Throwers Podcast recently had an interview with the former world champion Adam Nelson.
Interesting from Wikipedia
Adam Nelson (born July 7, 1975 in Atlanta, Georgia) is an elite American shotputter. A 1997 graduate of Dartmouth College in Hanover, New Hampshire, Nelson has competed in two Olympic Games. In 1996, Nelson worked at a concession stand during the 1996 Summer Olympics in his hometown of Atlanta.
Nelson attended The Lovett School in Atlanta, Georgia and was a letterman and a standout in both football and track & field. Adam Nelson graduated from The Lovett School in 1993.

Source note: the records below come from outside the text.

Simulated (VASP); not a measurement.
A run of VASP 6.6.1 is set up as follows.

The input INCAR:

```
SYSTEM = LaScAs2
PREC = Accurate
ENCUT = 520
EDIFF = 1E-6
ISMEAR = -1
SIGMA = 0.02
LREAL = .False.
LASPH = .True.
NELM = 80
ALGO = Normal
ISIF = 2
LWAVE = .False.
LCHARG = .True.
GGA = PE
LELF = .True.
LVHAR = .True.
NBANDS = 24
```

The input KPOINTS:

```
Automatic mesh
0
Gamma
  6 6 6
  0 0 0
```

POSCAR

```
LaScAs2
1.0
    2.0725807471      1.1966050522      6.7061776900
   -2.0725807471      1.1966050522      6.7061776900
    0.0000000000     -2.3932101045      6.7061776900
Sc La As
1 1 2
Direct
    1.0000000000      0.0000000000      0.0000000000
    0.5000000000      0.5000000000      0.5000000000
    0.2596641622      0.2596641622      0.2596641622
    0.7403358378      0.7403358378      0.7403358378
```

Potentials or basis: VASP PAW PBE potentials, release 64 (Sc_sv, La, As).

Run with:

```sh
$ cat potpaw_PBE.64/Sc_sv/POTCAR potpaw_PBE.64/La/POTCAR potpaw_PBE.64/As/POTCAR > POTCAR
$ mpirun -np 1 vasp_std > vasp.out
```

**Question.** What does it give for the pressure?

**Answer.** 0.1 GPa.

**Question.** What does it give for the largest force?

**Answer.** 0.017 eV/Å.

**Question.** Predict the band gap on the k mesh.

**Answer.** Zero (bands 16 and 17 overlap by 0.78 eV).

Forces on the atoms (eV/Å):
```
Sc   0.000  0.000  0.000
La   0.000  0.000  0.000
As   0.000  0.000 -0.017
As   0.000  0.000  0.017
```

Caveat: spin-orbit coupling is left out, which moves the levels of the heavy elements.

While he was an undergraduate at Dartmouth, Nelson won various accolades as a member of the track and field team. He still holds the Dartmouth shot put record with a throw of 65 feet 3 inches (19.88 m). In addition, Nelson played on the football team, as a linebacker and later, as a defensive tackle, becoming the first freshman to play football at Dartmouth in 1993. Prior to 1993, the Ivy League prohibited first-year students from playing on the varsity football team. He was a member of Dartmouth’s 1996 undefeated Ivy League champion team, and served as President of Chi Heorot fraternity in 1997.
In the 2000 Summer Olympics in Sydney, Australia, Nelson earned a silver medal after coming in first place in the 2000 Olympic Trials for shotput. Going into the Games, Nelson was the favorite to win, having won every major shotput event in the summer of 2000. His throw of 21.21 m (69 ft 7 in) was just three inches (8 cm) short of the winning throw by gold medalist Arsi Harju.
Nelson’s personal best is 22.51 (73 ft 10 in), which he threw in 2002. At that time, this was the third longest throw in U.S. history and the ninth farthest ever in the world.
Nelson also earned a silver medal in the shot put finals at the 2004 Summer Olympics in Athens, Greece. The shot put was held in a spectacular setting at the original Stadium of Ancient Olympia, bringing Olympic competition back to the venue for the first time in over a millennium. Nelson jumped out in front of the field with his first throw of 21.16 m (69 feet, 5 inches), and held the lead going into the sixth and final round. As the leader, Nelson was scheduled to be the last thrower in the round and thus, the competition. The holder of the 2nd place throw, Yuriy Bilonog of the Ukraine was scheduled to throw second to last. If Nelson remained in first place after Bilonog’s final throw, he would know that he had won his first gold medal and his last throw would become moot. It was not to be; Yury Bilonog stepped up and threw 21.16 m (69 feet, 5 inches) to tie Nelson for first place with his sixth throw. To break a tie, the competitors’ second best throws are compared, and unfortunately, Nelson had fouled every throw since his competition-leading first throw. Nelson entered the ring for his final throw and unleashed what looked to be a gold medal winning 70 foot throw but fouled by stepping on the line to the left front of the circle. Thus, by virtue of the tie-breaker and his superior second-best throw, Yuriy Bilonog won the gold medal and Nelson had to settle for his second consecutive Olympic silver medal. Nelson initially protested vociferously to the officials but later realized that he did in fact foul and apologized for his emotional reaction.
Nelson’s silver medal was the first track and field medal for the United States in the 2004 Summer Olympics. Nelson finally achieved his dreams of a major world title when he won gold at the 2005 World Athletics Championships with a throw of 21.73 meters. Nelson is also a prominent campaigner against doping in sport.
Nelson regularly reads and posts on The Ring, an online track and field forum, and as of November 2009 has endorsed Force Factor brand sports supplements.